Don't Panic! We are as committed as ever to building a world class open source Cloud Computing infrastructure and Apache Hadoop remains our solution for batch computing (http://developer.yahoo.net/blogs/hadoop/2009/07/news_flash_hadoop_development.html).
However, the BOSS (Build Your Own Search System) has no such assurance. BOSS can create custom searches on websites or for specific topic. The TechCrunch website uses BOSS and can search Delicious.com for specific fields such as tags and authors. In December 2008, the site supported 10 million queries per day, and in May 2009, there were about 1 billion queries coming through BOSS. Some busy sites passed the threshold of 10,000 queries per day for free search, subscribing to the BOSS paid search service.
Microsoft has its own search API (application programmer interface), and no one will make any commitments to continuing development or even support of BOSS in future years. This is a bit sad.
What about developer tools and APIs like SearchMonkey and BOSS?
This is the beginning of a process and we'll be working with Microsoft to determine what makes the best sense for both us and developers. Regardless, we are certainly committed to continuing to innovate on the user experience of search all across Yahoo! and on continuing to engage with the developer community on several fronts, opening up leading audience experiences and data to third-party innovation. In that context, SearchMonkey can add a lot of value to how we help people get the most out of search and out of Yahoo!. Over the next several months we'll determine what makes sense with our developer offerings and provide information when available. -Ashim Chhabra of the BOSS Development Team
For SearchMonkey and BOSS, we currently do not have anything concrete to tell you. Clearly, we'll need to work with Microsoft to determine what makes the most sense for you and for us. -Chris Yeh, head of the Yahoo! Developer Network
In an interview, Microsoft senior vice president Yusuf Mehdi said Microsoft hasn't looked at the specific lines of code in that area, but it is open to trying to take Yahoo!'s best ideas and integrate them into Bing. "We like the approach that Yahoo has done," he said, referring to SearchMonkey and BOSS.

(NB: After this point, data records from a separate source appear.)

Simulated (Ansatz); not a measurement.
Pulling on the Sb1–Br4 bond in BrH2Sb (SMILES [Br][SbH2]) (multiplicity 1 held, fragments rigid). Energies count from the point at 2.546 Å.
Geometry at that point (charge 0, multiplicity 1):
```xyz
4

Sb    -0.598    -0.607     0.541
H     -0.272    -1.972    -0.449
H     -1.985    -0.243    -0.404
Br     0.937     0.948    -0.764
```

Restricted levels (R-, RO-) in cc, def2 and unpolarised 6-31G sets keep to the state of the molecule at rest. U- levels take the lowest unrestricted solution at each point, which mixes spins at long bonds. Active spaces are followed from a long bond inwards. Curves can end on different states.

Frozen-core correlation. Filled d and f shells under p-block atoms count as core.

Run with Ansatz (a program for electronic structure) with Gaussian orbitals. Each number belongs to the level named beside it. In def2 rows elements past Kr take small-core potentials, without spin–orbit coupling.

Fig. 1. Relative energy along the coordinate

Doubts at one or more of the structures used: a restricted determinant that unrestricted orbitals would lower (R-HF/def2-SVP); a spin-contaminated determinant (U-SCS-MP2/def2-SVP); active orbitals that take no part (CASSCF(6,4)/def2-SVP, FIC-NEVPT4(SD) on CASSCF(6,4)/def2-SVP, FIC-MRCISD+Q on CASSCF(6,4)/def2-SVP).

There are a number of companies, including hakia, OneRiot, Daylife, 123people, askBoss, 4hoursearch, BuildaSearch, Newsline, and Cluuz, and thousands of developers that are using BOSS for many kinds of projects. It allows them to use the Yahoo! index with more-specific topics, interesting interfaces, and additional data (as Twitter feeds). The ones who have paid for the service are the most concerned. But the BOSS developer Yahoo! group is full of worried messages from people who have depended on this API. As Google's AJAX Search interface is still a very beta version (only returns 64 results per search), losing a robust and stable API to web search results can only reduce the options for creative use of web search data.
A Quick History of Web Search Engines
The web search industry has radically changed several times since it started crawling links and indexing the full text of webpages.
1994: WebCrawler, founded by a student from the University of Washington, was bought by AOL. Three years later, it was bought by Excite and then closed down.
1994: Excite was founded by students from Stanford University. After some success as a search engine using statistical analysis for concept matching and as a general web portal, it was bought by the networking company @Home and failed with the parent.
1994: Lycos, a project from Carnegie Mellon University, had great success as a search and portal site. It was sold to a networking company in 2000, and the search was discontinued in February 2004, although it still exists as a portal.
1994: AltaVista came from engineers at Digital Equipment Corp. who wanted to show the power of their servers. It was simpler and more straightforward than other search engines and offered Boolean operators. But it was mismanaged and eventually bought by Overture, which was bought by Yahoo! at the same time, and closed.
1995: Infoseek was independently founded as a commercial search engine and directory. It was bought by ABC's Go Network in 1999 and later by Yahoo! in 2001 and closed.
Yahoo! itself, founded in 1994 by Stanford students, quickly became the most popular web directory, manually adding new sites to categories. It soon offered search powered by Inktomi (created at the University of California-Berkeley), which Yahoo! bought in 2002. In 1996, it started showing banner ads to directory and search users. Yahoo! used Google's back end for search from June 2000 through February 2004, when it started using its own search engine.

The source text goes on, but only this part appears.